“Finland is active in networks within Europe and in North America, but we also need to collaborate with the Global South. We should invite more scholars from developing countries and enable them to come here.”
As a migration scholar, Nafisa has studied social inclusion and well-being of immigrants in Finland. She defended her PhD dissertation in November 2018. Her PhD dealt with integration of immigrants in the Arctic region. Nafisa also has long-term practical experience of working with immigrants. She emphasises that in this context, the most important principles are equality and equity.

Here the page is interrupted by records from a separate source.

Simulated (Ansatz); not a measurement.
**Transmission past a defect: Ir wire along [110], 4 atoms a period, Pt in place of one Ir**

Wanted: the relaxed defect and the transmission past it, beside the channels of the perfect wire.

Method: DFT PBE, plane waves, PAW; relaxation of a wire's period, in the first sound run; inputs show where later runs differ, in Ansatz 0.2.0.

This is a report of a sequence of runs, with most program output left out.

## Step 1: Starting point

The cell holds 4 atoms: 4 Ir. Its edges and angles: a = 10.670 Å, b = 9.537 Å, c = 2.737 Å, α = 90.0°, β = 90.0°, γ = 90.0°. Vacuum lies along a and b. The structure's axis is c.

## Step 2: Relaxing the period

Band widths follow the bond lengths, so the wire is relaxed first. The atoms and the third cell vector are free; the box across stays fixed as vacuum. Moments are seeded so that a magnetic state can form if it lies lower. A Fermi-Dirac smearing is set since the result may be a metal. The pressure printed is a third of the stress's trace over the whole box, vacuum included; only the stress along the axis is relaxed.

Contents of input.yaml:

— Integration is a two-way process. Immigrants need to feel that they belong to the society, and local people need to meet and get to know immigrants. This is why I started to study Finnish as soon as I and my family arrived. I felt it was necessary to learn the language to work here. I was also considering the integration process of my children. I wanted to be able to communicate with the day care personnel and teachers, and help my children do their homework in Finnish.
After taking intensive courses in Finnish for two years, Nafisa got a job as an assistant in a local day care centre. In 2009, she received a position as a cultural mediator in MoniNet, a local NGO working with immigrants. Nafisa’s personal experiences, combined with her engagement with other immigrants, inspired her to start her PhD research in 2012.
After her PhD defence, Nafisa has explored issues such as social inclusion, community sustainability, regional development and migration governance. In her ongoing projects, she focuses on the well-being of immigrant youth and immigrant women, integrated education, and the role of social enterprises in enhancing immigrants’ labour market access.
Nafisa is pleased about the fact that there are increasingly more international scholars in Finland. In 2006, her husband was the first Bangladeshi researcher to start working at the Arctic Centre. Now, the University of Lapland hosts a large number of international scholars not only from South Asia but all over the world.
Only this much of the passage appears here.